Shane Warne and Andrew Hudson almost come to blows

Warne Hudson.jpg

Johannesburg, March 5, 1994.

When Allan Border tossed the ball to him saying, “We need you, Warnie, Come on, get us a wicket,” the young leg-spinner was pumped up and jittery. In his own words, “I was in a state and wanted to show all the 40,000 people at the ground that I was going to fix them right up.”

The third ball from Warne bowled Andrew Hudson round his legs. Nostrils flaring, the leggie charged at the batsman, screaming, “**** off. Go on, Hudson, **** off out of here!”

The normally prosaic Wisden chronicled the event with the following words: “Rarely on a cricket field has physical violence seemed so close.” Ian Healy finally grabbed Warne and tried his best to stop him.
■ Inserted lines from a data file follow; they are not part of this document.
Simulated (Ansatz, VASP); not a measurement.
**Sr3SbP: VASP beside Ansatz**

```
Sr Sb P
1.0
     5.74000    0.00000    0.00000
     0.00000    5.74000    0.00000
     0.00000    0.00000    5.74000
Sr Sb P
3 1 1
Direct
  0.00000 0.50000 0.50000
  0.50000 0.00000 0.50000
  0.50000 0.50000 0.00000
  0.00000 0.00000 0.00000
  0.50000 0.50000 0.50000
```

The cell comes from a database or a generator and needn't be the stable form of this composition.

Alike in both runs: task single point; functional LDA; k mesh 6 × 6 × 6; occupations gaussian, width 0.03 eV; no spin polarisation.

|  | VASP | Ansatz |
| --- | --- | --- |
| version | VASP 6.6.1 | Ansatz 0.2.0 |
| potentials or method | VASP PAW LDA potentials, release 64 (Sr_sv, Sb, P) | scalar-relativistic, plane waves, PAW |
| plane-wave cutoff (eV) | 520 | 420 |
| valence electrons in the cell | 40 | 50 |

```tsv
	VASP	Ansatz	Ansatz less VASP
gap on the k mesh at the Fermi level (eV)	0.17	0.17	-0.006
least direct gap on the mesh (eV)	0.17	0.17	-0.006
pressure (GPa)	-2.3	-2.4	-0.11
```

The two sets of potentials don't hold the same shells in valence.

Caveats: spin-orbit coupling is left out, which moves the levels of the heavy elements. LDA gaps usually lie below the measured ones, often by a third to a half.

It was totally uncalled for and Hudson was not amused. Neither was the crowd who angrily booed Warne all through the rest of the day.

Warne confesses in his book: “Hudson is a good player and a lovely bloke, a good friend of my close mate Jonty Rhodes. Andrew had done nothing to deserve that sort of abuse. I look back at it now and wonder what was going on. The film of that incident is pretty awful, and the guy in the footage is not the real me.”

Neither were his teammates fascinated by what he had done. Paul Reiffel, the twelfth man, claimed that Warne had been rude to him when he had asked him for a few balls for a warm-up bowl. David Boon even commented that Warne had seemed tense and angry for the whole week.

It was not the only unsavoury incident that plagued the Australian side. Hughes, frustrated by the determined South African batting, got into an ugly abusive snarling match with a spectator and was fined thousand dollars as well.

At the end of the day, both Warne and Hughes had to appear in front of the ICC match referee Donald Carr. Warne was slapped with a thousand dollar fine.

On their way back from Carr’s room, Warne and Hughes had to cross the South African dressing room, and came face to face with Hudson. According to his book, “I [Warne] apologised to him straight away. I told him there was nothing personal in it and he was fine. In fact, most of the South Africans just had a good laugh about it all. They had no problems with me, which was a relief as the teams had been getting on very well.”

Well, the rest may be true, but the point about the teams getting on well may have been a bit stretched.